TRENTON – A former Newark lawyer has been sentenced for stealing $20,000 from clients of his firm, announced Attorney General Gurbir S. Grewal.
Richard M. Roberts, 81, of Bloomfield was sentenced to five years of probation, conditioned upon performance of 270 hours of community service.. Roberts will be required to restitution in an amount to be determined.
Roberts pleaded guilty on July 23, 2019 to third-degree charges of perjury and theft by failure to make required disposition of property received. The state had recommended that Roberts be sentenced to up to 364 days in jail.
Roberts pleaded guilty on the second day of testimony during trial. His former law partner, Gerald M. Saluti Jr., had previously pleaded guilty and was testifying before the jury.
In pleading guilty, Roberts admitted that he stole $20,000 in client funds from his law firm’s attorney trust account which he used to make alimony payments. He permanently forfeited his law license.
Saluti, 51, of Howell was sentenced to a four-year term of probation, conditioned upon 200 hours of community service. Saluti pleaded guilty on Feb. 21, 2019 to a third-degree conspiracy charge. He permanently forfeited his law license and paid restitution of $137,652.
Roberts and Saluti were indicted in an investigation by detectives and attorneys of the Office of Public Integrity and Accountability North Squad.
The OPIA investigation revealed that from December 2012 through August 2013, Roberts and Saluti conspired to steal funds from the firm’s attorney trust account. In total, just over $140,000 was stolen from four clients, which included settlement awards owed to the clients and monies the two men were obligated to hold in escrow or use to make payments on behalf of the clients.
“Instead of upholding the law and guarding the interests of their clients, as was their duty as attorneys, Roberts and Saluti stole client funds from their attorney trust account,” said Attorney General Grewal. “Through this prosecution by our Office of Public Integrity and Accountability, we held these men accountable and made certain that they will never again practice law in New Jersey.”
“These convictions send a message that we will not tolerate lawyers who act dishonestly and betray the trust of their clients,” said Director Thomas Eicher of the Office of Public Integrity and Accountability. “Lawyers take an oath to uphold the law, and when they break the law instead, we stand ready to investigate and prosecute them.”

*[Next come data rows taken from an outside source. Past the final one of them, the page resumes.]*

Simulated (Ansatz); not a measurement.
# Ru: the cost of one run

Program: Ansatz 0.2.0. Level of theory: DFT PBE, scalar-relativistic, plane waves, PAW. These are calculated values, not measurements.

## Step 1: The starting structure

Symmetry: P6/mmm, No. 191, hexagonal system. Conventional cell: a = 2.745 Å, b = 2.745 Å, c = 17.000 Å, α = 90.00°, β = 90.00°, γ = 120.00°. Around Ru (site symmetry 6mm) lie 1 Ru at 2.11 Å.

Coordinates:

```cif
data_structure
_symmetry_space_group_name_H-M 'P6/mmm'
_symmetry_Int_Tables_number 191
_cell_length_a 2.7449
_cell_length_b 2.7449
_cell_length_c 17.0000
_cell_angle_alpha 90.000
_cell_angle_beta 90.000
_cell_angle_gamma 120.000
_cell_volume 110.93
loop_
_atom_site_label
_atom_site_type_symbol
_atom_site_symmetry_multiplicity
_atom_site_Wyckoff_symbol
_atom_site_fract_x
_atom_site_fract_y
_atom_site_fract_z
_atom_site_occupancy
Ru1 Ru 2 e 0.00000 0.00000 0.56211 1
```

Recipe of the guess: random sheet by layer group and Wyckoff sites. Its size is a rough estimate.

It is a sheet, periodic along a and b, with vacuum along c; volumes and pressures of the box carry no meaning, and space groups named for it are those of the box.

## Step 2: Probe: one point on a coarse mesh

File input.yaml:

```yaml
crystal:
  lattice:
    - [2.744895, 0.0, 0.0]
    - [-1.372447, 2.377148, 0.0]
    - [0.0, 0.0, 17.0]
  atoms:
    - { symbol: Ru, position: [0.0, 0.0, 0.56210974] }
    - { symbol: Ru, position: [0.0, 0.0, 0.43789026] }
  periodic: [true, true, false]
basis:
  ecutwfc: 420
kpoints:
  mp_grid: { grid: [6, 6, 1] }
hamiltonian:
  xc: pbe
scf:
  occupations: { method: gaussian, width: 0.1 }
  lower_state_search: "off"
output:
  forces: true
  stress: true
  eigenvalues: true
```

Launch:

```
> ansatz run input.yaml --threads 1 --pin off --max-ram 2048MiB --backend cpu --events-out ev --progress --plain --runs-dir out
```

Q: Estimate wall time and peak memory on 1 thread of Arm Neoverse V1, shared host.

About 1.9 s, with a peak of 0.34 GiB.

Roberts admitted that he falsely told law enforcement and testified under oath that he never authorized the practice administrator for their firm, Gabriel Iannacone, to make his alimony payments. Roberts admitted that, in fact, he did direct Iannacone to make alimony payments for him, and he knew at the time that Ianncone was making the payments from the firm’s attorney trust account. Ianncone pleaded guilty in 2017 to a third-degree conspiracy charge in connection with the improper withdrawals and payments from the attorney trust account. He is now deceased.
Roberts and Saluti were previously suspended from the practice of law in New Jersey. Roberts was suspended in November 2015, and Saluti, in February 2014. In August 2013, the men dissolved their partnership, Roberts & Saluti LLC, which did business as Saluti Law Group.